The EU’s chief Brexit negotiator, Michel Barnier, has defended the controversial Irish backstop as the best it could offer the UK in any Brexit deal.
Michel Barnier said the backstop – the insurance policy designed to prevent a hard border in Northern Ireland – represented the “maximum flexibility” the EU could offer a non-member state.
The Irish backstop has become the main sticking point in the Brexit negotiations, with some Brexiters concerned that it could keep Britain in the EU customs union for an indefinite amount of time and prevent it from striking its own trade deals.
Boris Johnson has repeatedly said it needs to be removed if the UK is to achieve an exit deal with the EU.
Writing in the Sunday Telegraph, Barnier said: “On the EU side, we had intense discussions with EU member states on the need to guarantee the integrity of the EU’s single market, while keeping that border fully open.
“In this sense, the backstop is the maximum amount of flexibility that the EU can offer to a non-member state.”

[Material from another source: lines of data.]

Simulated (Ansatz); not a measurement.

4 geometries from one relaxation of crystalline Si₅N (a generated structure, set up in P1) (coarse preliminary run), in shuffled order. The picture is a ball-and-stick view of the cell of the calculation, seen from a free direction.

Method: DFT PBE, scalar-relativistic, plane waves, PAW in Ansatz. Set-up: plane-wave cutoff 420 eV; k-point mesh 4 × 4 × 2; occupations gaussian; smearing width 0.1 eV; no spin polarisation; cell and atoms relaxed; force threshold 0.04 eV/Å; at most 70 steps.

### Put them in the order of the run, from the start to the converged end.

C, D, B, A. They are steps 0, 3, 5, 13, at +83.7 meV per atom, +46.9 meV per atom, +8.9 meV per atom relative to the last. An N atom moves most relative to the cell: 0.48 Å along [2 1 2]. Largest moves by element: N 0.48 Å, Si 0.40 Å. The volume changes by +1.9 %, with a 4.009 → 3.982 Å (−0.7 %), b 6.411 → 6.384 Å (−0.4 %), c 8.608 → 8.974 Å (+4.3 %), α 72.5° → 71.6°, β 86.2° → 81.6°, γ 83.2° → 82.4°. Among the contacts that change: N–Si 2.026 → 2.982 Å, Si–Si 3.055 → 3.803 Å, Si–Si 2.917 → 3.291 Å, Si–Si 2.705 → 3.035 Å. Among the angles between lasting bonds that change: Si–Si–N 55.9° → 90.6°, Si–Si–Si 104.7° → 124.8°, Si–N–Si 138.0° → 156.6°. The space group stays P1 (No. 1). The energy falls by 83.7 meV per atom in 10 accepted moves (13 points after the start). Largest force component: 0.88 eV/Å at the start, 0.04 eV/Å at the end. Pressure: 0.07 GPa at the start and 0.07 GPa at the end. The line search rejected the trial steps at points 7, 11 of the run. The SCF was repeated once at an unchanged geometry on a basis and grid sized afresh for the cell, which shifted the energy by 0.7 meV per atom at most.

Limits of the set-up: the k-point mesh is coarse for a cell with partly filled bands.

Barnier said he was “not optimistic” that a no-deal Brexit could be avoided, but added: “We should all continue to work with determination”.
“The EU is ready to explore all avenues that the Uk government may present that are compatible with the withdrawal agreement.
“The Prime Minister has said there will be no more extensions beyond the end of October. Therefore, the UK has now come to a moment of truth and it must decide if it leaves the EU with or without an agreement.”